How to use multithreading in Python?

онлайн тренажер по питону
Online Python Trainer for Beginners

Learn Python easily without overwhelming theory. Solve practical tasks with automatic checking, get hints in Russian, and write code directly in your browser — no installation required.

Start Course

Introduction to Multithreading and Multiprocessing in Python

When developing modern applications, it's often necessary to enhance performance. This is achieved through parallel task execution. In Python, tools like multithreading and multiprocessing are used for this purpose. Despite the Global Interpreter Lock (GIL), multithreading in Python can significantly speed up programs, especially for I/O-bound tasks such as network requests or file operations.

In this guide, we will analyze how multithreading works in Python. We'll examine the threading library, compare it with multiprocessing, and provide practical examples to help you understand how to optimize your code for faster execution.

What is Multithreading in Python?

Multithreading in Python allows you to run multiple threads within a single process. Each thread executes a portion of the code in parallel. This approach is effective for tasks that involve waiting for external resources.

Advantages of Multithreading for I/O-Bound Tasks

Multithreading accelerates programs when tasks include:

  • Network requests, such as downloading data from the internet.
  • File operations, including reading and writing.
  • Database interactions.
  • Other I/O operations where the processor is idle while waiting.

However, multithreading has limitations. Python has a Global Interpreter Lock (GIL). The GIL prevents multiple threads from executing Python bytecode simultaneously. Due to this, multithreading is not suitable for CPU-intensive tasks that require full CPU utilization.

When to Use Multithreading or Multiprocessing

The choice between multithreading and multiprocessing depends on the type of tasks. Multithreading is suitable for scenarios involving waiting, while multiprocessing is better for computations.

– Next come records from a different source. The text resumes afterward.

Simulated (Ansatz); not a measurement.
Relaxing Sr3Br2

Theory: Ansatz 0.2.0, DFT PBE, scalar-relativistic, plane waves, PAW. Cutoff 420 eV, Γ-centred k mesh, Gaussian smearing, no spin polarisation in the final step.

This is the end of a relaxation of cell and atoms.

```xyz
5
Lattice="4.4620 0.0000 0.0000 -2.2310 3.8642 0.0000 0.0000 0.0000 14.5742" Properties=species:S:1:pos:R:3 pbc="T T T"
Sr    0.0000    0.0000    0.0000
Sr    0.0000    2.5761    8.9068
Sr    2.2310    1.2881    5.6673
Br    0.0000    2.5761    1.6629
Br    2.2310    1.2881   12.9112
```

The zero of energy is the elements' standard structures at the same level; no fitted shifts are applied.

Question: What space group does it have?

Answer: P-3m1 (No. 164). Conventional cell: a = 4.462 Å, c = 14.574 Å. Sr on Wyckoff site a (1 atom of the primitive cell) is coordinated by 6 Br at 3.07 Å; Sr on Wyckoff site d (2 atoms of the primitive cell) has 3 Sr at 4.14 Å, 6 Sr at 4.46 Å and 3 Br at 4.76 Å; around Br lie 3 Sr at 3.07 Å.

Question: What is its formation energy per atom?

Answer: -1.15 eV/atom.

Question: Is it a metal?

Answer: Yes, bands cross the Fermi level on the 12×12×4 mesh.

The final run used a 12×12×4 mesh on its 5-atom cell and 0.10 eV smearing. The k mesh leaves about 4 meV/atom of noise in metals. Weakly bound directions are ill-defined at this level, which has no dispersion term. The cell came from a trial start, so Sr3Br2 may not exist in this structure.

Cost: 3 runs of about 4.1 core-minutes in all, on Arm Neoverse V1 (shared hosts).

Recommendations by Scenario

  • Tasks with significant I/O: Use threading (threads) to avoid blocking the main thread.
  • Computationally intensive tasks: Employ multiprocessing (processes) to bypass the GIL and utilize multiple CPU cores.
  • Working with network APIs: Choose threading for efficient request handling.
  • Parallel data processing: Optimally use multiprocessing to distribute the load across processors.

This approach helps avoid inefficient resource use and speeds up program execution.

The threading Library: Basics and Examples

The threading library in Python provides tools for creating and managing threads. It is easy to use and suitable for beginners.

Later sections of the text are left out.